Article by Casey Setash
Come springtime in the West, ducklings motor around the irrigation ditches of ranching country like cars on a highway. In Colorado’s North Platte Basin, these ditch-driving ducklings depend on the infrastructure provided by the ditches as much as the ranchers who use them to irrigate their fields. The ducklings cannot fly and must sometimes walk more than a mile to the nearest water source after they hatch. Some female ducks raise their ducklings entirely in irrigation ditches, and many of them use the ditches as transportation routes to bring their ducklings to the large reservoirs around North Park to feed.
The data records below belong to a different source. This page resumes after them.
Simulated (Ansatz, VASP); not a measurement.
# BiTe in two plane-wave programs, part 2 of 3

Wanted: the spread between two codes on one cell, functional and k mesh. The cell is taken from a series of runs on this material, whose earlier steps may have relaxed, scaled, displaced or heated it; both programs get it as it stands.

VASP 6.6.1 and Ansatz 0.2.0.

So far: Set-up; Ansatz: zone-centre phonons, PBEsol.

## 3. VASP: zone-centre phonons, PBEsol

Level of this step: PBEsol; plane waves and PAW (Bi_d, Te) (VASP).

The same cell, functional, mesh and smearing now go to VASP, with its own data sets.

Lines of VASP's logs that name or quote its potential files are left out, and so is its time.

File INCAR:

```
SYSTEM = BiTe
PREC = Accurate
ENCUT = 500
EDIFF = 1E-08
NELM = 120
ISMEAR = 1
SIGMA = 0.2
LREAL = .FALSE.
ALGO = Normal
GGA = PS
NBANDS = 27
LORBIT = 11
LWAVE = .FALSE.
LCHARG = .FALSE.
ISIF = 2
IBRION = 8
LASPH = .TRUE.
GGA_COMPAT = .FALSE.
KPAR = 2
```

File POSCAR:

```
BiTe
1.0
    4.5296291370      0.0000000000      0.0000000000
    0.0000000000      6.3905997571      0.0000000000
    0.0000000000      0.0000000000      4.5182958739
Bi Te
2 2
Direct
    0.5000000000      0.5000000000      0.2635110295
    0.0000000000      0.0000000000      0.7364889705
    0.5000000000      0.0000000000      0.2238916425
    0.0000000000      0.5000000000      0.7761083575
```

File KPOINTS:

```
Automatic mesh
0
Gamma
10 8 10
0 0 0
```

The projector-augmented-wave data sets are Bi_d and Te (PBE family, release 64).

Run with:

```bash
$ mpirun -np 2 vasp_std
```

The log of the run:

For those who call North Park and the North Platte Basin home, ducks are a standard feature of the region. But the reason they come to North Park each year is the same reason most of the people are there: water. The tributaries of the North Platte River weave through Jackson County, irrigating hay fields in a way that mimics the natural flood patterns that used to occur before people dug the ditches. These seasonal flood events and the modern-day equivalent—flood irrigation—create temporary wetlands that foster the wetland plants and invertebrates that ducks feed upon during nesting.
Small numbered bands are put on the legs of ducks and then reported when the bird is harvested. This tells researchers how many birds were shot and where, and makes a neat keepsake for hunters.| Photo by Ella Engelhard.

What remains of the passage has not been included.